For this dynamic installation, I attempted to scale down Earth’s systems (glacier melt, sea level rise, coastal erosion) and geologic time to a human level in the gallery. A “rope team” of five ice core sculptures (made from Oakland tap water, Mendenhall Glacier water, and Antarctic ice core samples) hung above five corresponding slabs of clay (sourced and processed by hand from five different sites outside the gallery on Mills College campus). Twice a week I spent time “Tending to the System,” physically engaging with the installation, to refreeze meltwater (siphoning and recycling the meltwater water with clay run-off in the glass vessels), creating new circular slabs of clay to replace eroded versions, and hanging up new frozen ice core sculptures into the system.
Large scale cyanotype prints corresponded to each clay harvesting site, and were made to record the rocks and residue that I sifted and sorted out of each clay body during the refining process. The eroded clay slabs are placed on the corresponding shelf beneath the print. The clay slabs populated the shelves over the course of the month of the show, acting as a new kind of calendar system to track time in the gallery. Visitors could pick up a map to find the sites where the clay was sourced nearby, and navigate through the gallery space.
The installation explores: The idea of telescopes that are also microscopes (and vice versa) – engaging in close looking to understand vast concepts of geology, time, and our planet; Our human interaction with the environment in new ways, full of empathy and care; The way we create records of women in history and in science (the title Planetarium references Adrienne Rich’s poem of the same name).
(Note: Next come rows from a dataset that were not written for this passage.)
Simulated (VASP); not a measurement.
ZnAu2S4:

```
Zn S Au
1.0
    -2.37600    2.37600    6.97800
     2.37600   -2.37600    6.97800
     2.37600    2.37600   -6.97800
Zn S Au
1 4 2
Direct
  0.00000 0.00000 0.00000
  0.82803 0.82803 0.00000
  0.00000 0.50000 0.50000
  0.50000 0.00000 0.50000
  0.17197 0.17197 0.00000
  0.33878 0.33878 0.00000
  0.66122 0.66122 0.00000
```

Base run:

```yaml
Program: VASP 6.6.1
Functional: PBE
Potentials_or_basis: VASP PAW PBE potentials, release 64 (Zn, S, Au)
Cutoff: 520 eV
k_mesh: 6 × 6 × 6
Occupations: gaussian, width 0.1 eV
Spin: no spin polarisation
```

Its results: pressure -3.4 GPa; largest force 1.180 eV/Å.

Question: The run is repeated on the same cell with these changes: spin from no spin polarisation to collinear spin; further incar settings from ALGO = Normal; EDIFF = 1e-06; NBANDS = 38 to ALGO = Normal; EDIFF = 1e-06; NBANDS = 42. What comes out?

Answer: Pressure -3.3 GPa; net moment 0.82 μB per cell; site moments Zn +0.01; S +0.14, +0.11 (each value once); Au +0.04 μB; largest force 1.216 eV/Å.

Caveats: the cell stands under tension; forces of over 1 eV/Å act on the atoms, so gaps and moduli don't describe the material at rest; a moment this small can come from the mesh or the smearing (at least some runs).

Sites: Lake, Path, Pile, Tree, Farm:
water (Mendenhall Glacier, Juneau + ice core samples, Antarctica + tap, Oakland), stone sourced from Site, utility cord, metal carabiners, steel
clay (sourced and sifted from Site + commercial clay), metal soil sieve, glass vessel, aluminum drip pan, metal shelf
cyanotype on paper (rocks and residue extracted from clay from Site), metal shelf
desk, tools, coveralls, freezer, maps
On a bi-weekly basis: recycling meltwater by refreezing it into ice sculptures, hanging new ice sculptures, making new clay slabs to replace the eroded versions, and adding the old clay slabs into the physical calendar in the gallery. Sessions are open to the public, and the artist is available for questions—and welcome conversation—throughout the process.